ACT and The College Board just gave students who take the ACT or SAT with a fee waiver many more free score sends.  Here’s how we got here.

Just in time for the holidays, ACT made a big announcement on the morning of December 13.  Effective September 2018, any student who received a fee waiver to take the ACT will be able to send up to twenty score reports for each test they took at no additional cost at any point during the application process.  A few hours later, the College Board contacted the Princeton Review directly to announce that, starting in May, they would give students who received fee waivers for the SAT unlimited free score sends.  College Board also announced that CSS Profile, a service used by many selective colleges that meet all financial need for their applicants, would be free for low-income, first-time domestic college applicants who received an SAT fee waiver or satisfied other conditions.

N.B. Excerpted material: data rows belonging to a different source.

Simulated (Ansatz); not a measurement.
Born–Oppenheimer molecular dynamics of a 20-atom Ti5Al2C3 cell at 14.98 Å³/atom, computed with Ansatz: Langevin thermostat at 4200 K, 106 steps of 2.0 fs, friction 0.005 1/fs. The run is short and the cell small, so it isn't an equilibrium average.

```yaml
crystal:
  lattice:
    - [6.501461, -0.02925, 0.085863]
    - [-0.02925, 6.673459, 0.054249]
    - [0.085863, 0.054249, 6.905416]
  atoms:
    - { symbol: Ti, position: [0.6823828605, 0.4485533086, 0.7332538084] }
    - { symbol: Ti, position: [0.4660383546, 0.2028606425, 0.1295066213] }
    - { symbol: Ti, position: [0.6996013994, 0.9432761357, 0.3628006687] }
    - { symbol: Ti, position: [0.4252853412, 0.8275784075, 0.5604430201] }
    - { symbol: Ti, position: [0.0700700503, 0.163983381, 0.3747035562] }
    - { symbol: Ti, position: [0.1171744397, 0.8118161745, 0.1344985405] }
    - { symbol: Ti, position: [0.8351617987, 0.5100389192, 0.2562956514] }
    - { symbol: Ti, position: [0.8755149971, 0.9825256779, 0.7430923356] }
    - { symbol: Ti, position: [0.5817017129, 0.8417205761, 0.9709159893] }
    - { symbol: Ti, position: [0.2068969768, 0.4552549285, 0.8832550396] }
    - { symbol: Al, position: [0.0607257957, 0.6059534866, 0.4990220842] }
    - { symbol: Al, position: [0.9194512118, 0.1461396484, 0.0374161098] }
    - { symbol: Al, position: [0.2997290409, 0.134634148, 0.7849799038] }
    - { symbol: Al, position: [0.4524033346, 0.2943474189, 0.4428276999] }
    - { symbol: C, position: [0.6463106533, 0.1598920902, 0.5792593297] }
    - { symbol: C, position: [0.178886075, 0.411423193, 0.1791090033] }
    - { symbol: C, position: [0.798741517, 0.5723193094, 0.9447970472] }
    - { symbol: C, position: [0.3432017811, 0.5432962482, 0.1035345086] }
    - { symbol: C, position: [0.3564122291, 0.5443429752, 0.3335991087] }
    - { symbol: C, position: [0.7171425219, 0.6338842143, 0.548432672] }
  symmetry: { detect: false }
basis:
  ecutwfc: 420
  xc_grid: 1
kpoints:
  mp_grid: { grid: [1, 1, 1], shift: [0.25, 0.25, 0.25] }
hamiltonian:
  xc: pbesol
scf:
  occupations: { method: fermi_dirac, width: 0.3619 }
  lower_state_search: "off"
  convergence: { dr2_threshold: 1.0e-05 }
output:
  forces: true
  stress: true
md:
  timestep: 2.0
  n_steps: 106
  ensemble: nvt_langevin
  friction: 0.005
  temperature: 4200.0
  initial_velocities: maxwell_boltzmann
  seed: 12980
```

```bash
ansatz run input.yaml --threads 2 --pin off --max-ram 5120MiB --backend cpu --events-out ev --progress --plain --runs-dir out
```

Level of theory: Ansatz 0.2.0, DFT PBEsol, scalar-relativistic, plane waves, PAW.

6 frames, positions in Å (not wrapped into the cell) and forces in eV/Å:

Here is what David Coleman, CEO of the College Board, wrote:

“The College Board is delighted that low-income students who take the SAT and ACT will now be able to send score reports to colleges for free. I am proud that both of our nonprofit organizations are standing up for the students who need it most. As we shared with our member leaders this fall, the College Board will provide unlimited SAT score reports for low-income students starting spring 2018. In addition, CSS Profile will become completely free for low-income students. We will also continue our long-standing partnership with higher education to provide college application fee waivers so that the entire application process will be free for low-income students.”

Under the current system, ACT gives all students four free score sends, but they must be used within five days of taking the test.  The College Board does the same thing, but it gives students nine days.  One problem with both policies is that students do not know their scores before the free score sends expire.  Wealthier students can wait to see how they did before they decide to send a score to a school, giving them an advantage.

The other problem is that many students apply to more than four colleges, so score sends can become expensive. (According to a NACAC report, the [portion of first-time freshmen submitting seven or more applications has grown from just 10% in 1995 to 35% in 2016.) The College Board charges students $12.00 for additional score reports.  They currently provide four free score sends to students who received a waiver to take the SAT.  ACT charges students $13 per test, and currently provides no free score sends for students who received a waiver to take the ACT.  So, if a low-income student didn’t use the universally free score sends (which have to be sent blind) and wanted to send two scores off to, say, ten colleges, it would cost her $72.00 to send off SAT scores and $260.00 for the ACT.  Applying to college is expensive, and while these sums might not mean a lot to some families, for many students they can be a barrier to applying to a wide-enough range of colleges to ensure a good academic and financial fit.  You can read a lot more about how score send fees act as micro-barriers to college access in this Atlantic piece by our Director of National Outreach, James Murphy.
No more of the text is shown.